Law firm calls for super fund advice to be broadened
The role of superannuation funds in providing personal advice should be further extended to advice on maximising social security entitlements and transition to retirement.
In a recent submission to the Quality of Advice Review proposals paper, law firm Herbert Smith Freehills said it supported the proposals in relation to expanding the ability for superannuation trustees to provide advice to their members.
While the proposals paper has stated that the scope of this advice would be limited to advice about the member’s interest in the fund, the law firm said there would be merit in further broadening the scope of this proposed authorisation.
“To our minds, there is an opportunity for superannuation funds to play a broader role in improving retirement outcomes for their members by providing better access to personal advice about matters relating to, but not limited to, their superannuation interest,” the law firm stated.
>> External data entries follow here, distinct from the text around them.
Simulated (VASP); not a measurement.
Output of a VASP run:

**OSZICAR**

“Further, in our view it is difficult for a trustee to provide ‘good advice’ without having the ability to holistically consider the financial situation, objectives and needs of the member.”
The law firm gave an example of members who are approaching retirement having access to affordable and scalable advice about maximising their social security entitlements which may involve increasing the amount they contribute to super.
“In our view, it would be reasonable and appropriate for trustees to be able to provide such advice. Equally, a member may require advice about transition to retirement or retirement income products, and it may be the case that a superannuation trustee providing ‘good advice’ would recommend a product offered by a different financial services provider such as a life insurer or an alternative superannuation trustee,” the submission explained.
“In our view, it is not clear whether such advice would fall within the ambit of being ‘about’ the member’s interest in the fund.”
The submission also stated that the current legal basis upon which adviser service fees are paid from super balances is currently flawed.
“In our view, the expectation that superannuation trustees monitor the performance of advice licensees is unreasonable and rooted in the concept that an adviser service fee is an expense of the fund,” it said.
“We propose that advisers be solely responsible for ensuring that the fees they deduct from a superannuation fund relate to the member’s interest in that Fund and that superannuation trustees be relieved of the burden of seeking to monitor the activities of advice licensees.”